Published online by Cambridge University Press: 22 September 2009
Beginning when Europeans first shipped Africans across the Atlantic Ocean to be slaves in America, blacks and whites have worked together building a nation. However, only in the past several decades has the possibility been seriously considered that blacks should be equal-status partners in this nation-building endeavor. Even after the abolition of slavery in 1863, white supremacists conspired for generations to discourage and obstruct black strivings for respect and social mobility. In the view of white supremacists, blacks were an inferior breed, preordained to serve white society as menial, uneducated, subsistence workers. The Jim Crow system of racial separatism and its ideology of white supremacy dominated the American South and influenced the North as well, beyond the middle of the twentieth century. Its influence still survives. In virtually every domain of social, political, and economic life, the nation today is living with the consequences of white supremacy.

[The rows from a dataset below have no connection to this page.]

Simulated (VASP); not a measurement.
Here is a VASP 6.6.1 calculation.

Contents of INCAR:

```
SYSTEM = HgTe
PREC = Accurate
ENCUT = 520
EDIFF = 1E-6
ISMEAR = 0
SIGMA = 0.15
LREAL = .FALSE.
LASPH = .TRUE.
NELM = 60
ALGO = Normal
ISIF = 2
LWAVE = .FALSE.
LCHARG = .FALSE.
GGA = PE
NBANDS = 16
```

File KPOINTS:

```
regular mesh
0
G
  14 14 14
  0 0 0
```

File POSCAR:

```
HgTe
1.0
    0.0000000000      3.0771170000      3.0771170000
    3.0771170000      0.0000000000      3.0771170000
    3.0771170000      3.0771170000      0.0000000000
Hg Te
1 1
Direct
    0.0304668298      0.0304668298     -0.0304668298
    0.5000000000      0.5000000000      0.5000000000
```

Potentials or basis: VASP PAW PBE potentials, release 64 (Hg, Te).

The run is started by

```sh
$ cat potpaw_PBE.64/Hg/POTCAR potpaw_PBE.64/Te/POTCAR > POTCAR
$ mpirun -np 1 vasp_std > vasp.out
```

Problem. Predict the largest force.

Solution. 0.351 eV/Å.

This chapter considers why well over a century past emancipation and fifty years after the Supreme Court of the United States outlawed forced racial segregation in schools, there continues to be test-score disparity between school-aged African-American and European-American children. The topic is important for two reasons. One is that test-score disparities among children turn into other forms of disparity among adults. For example, studies in the 1980s and 1990s found that test-score disparities predicted at least half of the hourly earnings gap between black and white young adult workers (e.g., Johnson and Neal 1998).